Rachel Redford

Benjamin Disraeli — inventor of English political fiction

Despite its many shortcomings, Sybil was arguably the first and most influential state-of-the-nation novel of the Victorian era

issue 11 January 2020

For our fractured times, the release of Disraeli’s Sybil in unabridged audio, narrated with the respect it deserves by Tim Bentinck, is timely as, despite its title being familiar, these days it is seldom read. Published in 1845, 23 years before Disraeli’s first premiership, the story, rich in the minutiae of then contemporary political conflict, covers the years of reform and unrest between 1837 and 1844, but throws up startling parallels between then and now.

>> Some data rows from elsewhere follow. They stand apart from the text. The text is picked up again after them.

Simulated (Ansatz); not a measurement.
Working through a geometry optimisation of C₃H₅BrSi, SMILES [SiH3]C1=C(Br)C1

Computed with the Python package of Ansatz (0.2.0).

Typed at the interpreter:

The young agitator Stephen Morley speaks directly to us. There’s no community in England, he says; city men are united only by their desire for gain, not in a state of co-operation but of money-seeking isolation. Did Brexiteers vote, as did the Chartist Walter Gerard for the People’s Charter, not for the ‘reforms & remedies’ but merely because they were ‘a change’? Hard-pressed labourers resent the ‘himmigrants’ from Suffolk beating down their already meagre wages and, concerned for the future by the increasing population, Gerard asks Charles Egremont: ‘How will you feed them? How will you clothe them?’

Egremont, Disraeli’s protagonist and mouthpiece, is the younger brother of Lord Marney, the savagely unfeeling aristocrat who is content for his tenants to survive — or not — on seven shillings a week. Egremont lodges for a while in the north of England in order to witness the dire conditions of the poor, where he meets Gerard and his daughter Sybil. In reply to Egremont’s boast that Victoria reigns over the ‘greatest nation’, Disraeli gives Gerard the novel’s stand-out lines. She reigns, he says, over two nations

between whom there is no intercourse and no sympathy, who are ignorant of each other’s habits, thoughts and feelings as if they were dwellers in different zones… THE RICH AND THE POOR.